An aerial photo shows a stretch of La Salle Avenue, looking north from near the Waco traffic circle toward Baylor University.

Signaling a desire for La Salle Avenue business owners to reach consensus on what the future of the area should look like, the city of Waco Plan Commission again tabled a proposal Tuesday that would call for new regulations on the types of businesses and buildings allowed there in the coming decades.

Discussions of the proposal, which includes the phasing out of automotive and manufacturing businesses found on La Salle Avenue now, will continue at least until the commission’s next meeting April 23.

In January, the Plan Commission tabled a vote on the matter, and supporters pledged to ensure all parties were informed of the proposal and given a platform to voice concerns.

An informal meeting of stakeholders that followed was not productive, city leaders have said.

Dennis Smith, owner of Bebrick Collision Care Center at 1515 La Salle Ave., said the meeting was a “catastrophe.” Smith, along with more than a dozen other La Salle advocates, attended the Tuesday meeting in opposition of the proposal.

“I hope it gets resolved,” Smith said. “I hope there can be a happy medium, but I don’t know where it’s going to be.”

David Mercer, who helped craft the proposal and owns Unlimited Self Storage at 1620 La Salle Ave., said another community meeting is scheduled for April 4, and changes to the proposed ordinance are expected to be discussed then.

The proposal is meant to usher in a new era for the South Waco thoroughfare. The vision includes new businesses and a walkable area that would attract tourists. Among other businesses, auto shops, manufacturing facilities and sexually-oriented businesses would be banned from the area. Current businesses of that type would not be affected, but expansion plans could be.

The proposal also includes updated building design standards and wider sidewalks for a more pedestrian-friendly area.

Opponents have said they worry about the futures of their businesses and confusion surrounding their abilities to expand.

Shipping containers

The Plan Commission also approved a slate of compatibility standards outlining regulations of shipping containers in residential areas.

City planning director Clint Peters described the proposed regulations to the city council on Tuesday. The council is scheduled to consider the standards April 16.

Under the proposal, structures that use shipping containers would be subject to height, width and architectural requirements based on characteristics of nearby properties.

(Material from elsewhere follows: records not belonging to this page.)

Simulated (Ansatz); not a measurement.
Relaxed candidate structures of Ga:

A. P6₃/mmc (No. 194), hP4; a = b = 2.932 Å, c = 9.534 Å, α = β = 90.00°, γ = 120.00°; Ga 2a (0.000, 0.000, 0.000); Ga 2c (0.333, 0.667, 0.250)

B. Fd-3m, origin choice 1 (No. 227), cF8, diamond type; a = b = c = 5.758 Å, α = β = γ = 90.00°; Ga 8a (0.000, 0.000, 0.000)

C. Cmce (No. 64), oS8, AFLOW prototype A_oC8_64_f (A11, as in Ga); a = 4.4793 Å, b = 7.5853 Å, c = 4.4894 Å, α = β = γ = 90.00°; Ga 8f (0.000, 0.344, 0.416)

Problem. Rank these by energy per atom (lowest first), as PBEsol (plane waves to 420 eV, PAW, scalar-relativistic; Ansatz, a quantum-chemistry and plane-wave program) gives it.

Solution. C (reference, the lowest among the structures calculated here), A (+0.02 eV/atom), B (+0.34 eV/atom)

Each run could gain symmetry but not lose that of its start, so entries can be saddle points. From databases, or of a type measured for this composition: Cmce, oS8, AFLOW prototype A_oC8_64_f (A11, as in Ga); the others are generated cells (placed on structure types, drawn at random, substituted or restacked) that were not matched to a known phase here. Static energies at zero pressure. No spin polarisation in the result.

Masonry, glass, wood, or siding would also have to completely cover the container. This adjustment was made since last week, when District 4 Councilman Dillon Meek said he would be OK with shipping container homes as long as containers are not visible.

Plan Commission Chairman Reggie Richardson said he believes the proposed ordinance would allow for creativity and innovation and address concerns about the exterior look of shipping containers.